[
Lists Home |
Date Index |
Thread Index
]
- To: xml-dev@lists.xml.org
- Subject: Guidelines for handling of elements' content?
- From: Ralf <ralfml@alfray.com>
- Date: Tue, 23 Sep 2003 22:29:09 -0700
- Organization: Alfray Inc.
- User-agent: Mozilla/5.0 (Windows; U; Windows NT 5.1; en-US; rv:1.4) Gecko/20030624
Hi!
Disclaimer: this is a newbie question. Please email me offlist if my
question is best answered somewhere else. Flames burn. Thanks in advance.
I'm parsing a SVG file using libxml2 and for each element node I get its
content. [Note: this is not an SVG nor libxml2 specific question]

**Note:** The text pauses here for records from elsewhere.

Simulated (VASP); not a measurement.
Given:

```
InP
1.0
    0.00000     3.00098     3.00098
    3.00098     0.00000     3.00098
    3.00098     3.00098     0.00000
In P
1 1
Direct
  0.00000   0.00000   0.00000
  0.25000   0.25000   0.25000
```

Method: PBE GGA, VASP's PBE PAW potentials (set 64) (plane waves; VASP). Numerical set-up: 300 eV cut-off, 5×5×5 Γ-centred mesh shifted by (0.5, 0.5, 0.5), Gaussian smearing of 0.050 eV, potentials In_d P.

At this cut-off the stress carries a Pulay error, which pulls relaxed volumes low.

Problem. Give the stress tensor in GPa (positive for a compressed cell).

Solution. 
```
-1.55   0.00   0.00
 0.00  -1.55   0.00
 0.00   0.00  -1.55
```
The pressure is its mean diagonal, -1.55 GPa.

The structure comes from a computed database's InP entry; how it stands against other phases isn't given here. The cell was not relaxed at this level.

This turns out to be a concatenation of all the "text" located between
the node' list of children, recursively, including spaces and end of
lines. Fine, that's what the XML specs says will happen (not that I
understand the logic of it).
This content contains both the xml user content (i.e. the "real"
content) and the xml text file "format" content.
My real question is how do I use that content? How do I design my XML?
How do I know that the spacing matters, or that the \n matters or are
just a byproduct of the XML text file?
Is it best to remove all spacing and \n after and before any kind of
non-whitespace content?
Sure xml:space tells me I should preserve them or not... really? The
specs doesn't tell me much about it. It just says the application gets
it all or knows what to do with it. Well personnally I don't. What about
"good behavior" guidelines for applications?
Here I'm dealing with SVG (typically <text> and <tspan>) but I already
had the problem with other custom xml formats.]
A typical example that confuses me:
<text> this
is a text .
</text>
What should I interpret here? One straight line, one line with one \n in
the middle, or one with thre \n ? What about the spaces before "is" and
"this"?
Currently what I do is ignore any whitespace (space, \t and \n) before
and after the non-whitespace content. Everything inside I keep.
FAQs pointers or other welcome offlist.
Thanks in advance.
Raphael
|